My favorite time of day with my son is bedtime. I know that sounds
like I can’t wait to get my kid to sleep so I can have some alone time,
but it’s not like that at all.
I love the fact that this is the only time of day when he
settles down enough for us to sit quietly together and there’s nothing more
wonderful than your little one drifting off to sleep on your shoulder.
We have this ritual every single night. I turn off the
lights in the living room and kitchen and we sit on the couch with my husband.
Sometimes we read a book, sometimes we watch the Tigers. He has some milk to
fill up his tummy and I give him his favorite blanket and off we go to his
room.
Now, for a long time, the story ends a few minutes later
with a sleeping boy in his crib and me happily getting ready for bed myself.
What has been the case as of late, however, is a wild animal that somewhat
resembles my child, only this creature bucks like a bronco, swings like a boxer
and screams like a hyena.
I have developed several strategies for dealing with this
creature. Sometimes I can calm him in the rocking chair; other times I can hold
him standing up and he settles down. On the worst days, I have to put him in
his crib for a few minutes and let him calm down before I’ll pick him back up.
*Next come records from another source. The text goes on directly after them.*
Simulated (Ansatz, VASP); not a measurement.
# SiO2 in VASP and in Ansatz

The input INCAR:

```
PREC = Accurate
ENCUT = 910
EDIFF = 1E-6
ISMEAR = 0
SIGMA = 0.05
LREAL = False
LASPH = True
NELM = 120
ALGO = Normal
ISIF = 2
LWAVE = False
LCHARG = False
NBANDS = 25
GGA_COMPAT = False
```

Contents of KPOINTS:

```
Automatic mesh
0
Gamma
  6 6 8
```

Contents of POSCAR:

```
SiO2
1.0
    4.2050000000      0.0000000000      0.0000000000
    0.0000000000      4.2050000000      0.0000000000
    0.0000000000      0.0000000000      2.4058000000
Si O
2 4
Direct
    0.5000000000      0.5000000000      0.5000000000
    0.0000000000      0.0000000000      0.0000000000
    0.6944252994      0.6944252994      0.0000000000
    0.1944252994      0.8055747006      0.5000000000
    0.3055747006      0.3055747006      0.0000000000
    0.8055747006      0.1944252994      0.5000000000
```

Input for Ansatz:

A few days ago, we had a particularly bad night where I had
to go through all of the aforementioned techniques. Once he calmed down a bit
in the crib — but was still standing up staring at me — I picked him back up to
rock him to sleep.
I realized immediately that I had played right into his
hand. In an instant, his little arm swung round and locked around my neck. Now,
having no formal martial arts training, I was ill equipped with what to do next.
I have, however, seen a few MMA bouts on television — thanks, hubby — and
recognized the chokehold.
Our cheeks where smooshed together, his head was nuzzled
into my neck and I could barely breathe. I started to pull away, but the boa
constrictor baby in my arms only took that as a chance to squeeze tighter. I
knew my only choices were to suffer a screaming fit or hope for him to succumb
to slumber.
Even when he stopped moving and his breathing was deep and
even, I couldn’t even pull away enough to break our cheek-to-cheek contact
without panicked whimpering.
I’m not really sure what happened after that. After all, I
was pretty lightheaded and may or may not have temporarily lost consciousness,
but it seemed to all work out in the end because we both survived.
It makes me a little leery now, however, that he has a sound
strategy to keep me from leaving his bedroom and putting him down. I suppose I
should start brushing up on defensive tactics.
And maybe wear a helmet … yeah, definitely wear a helmet.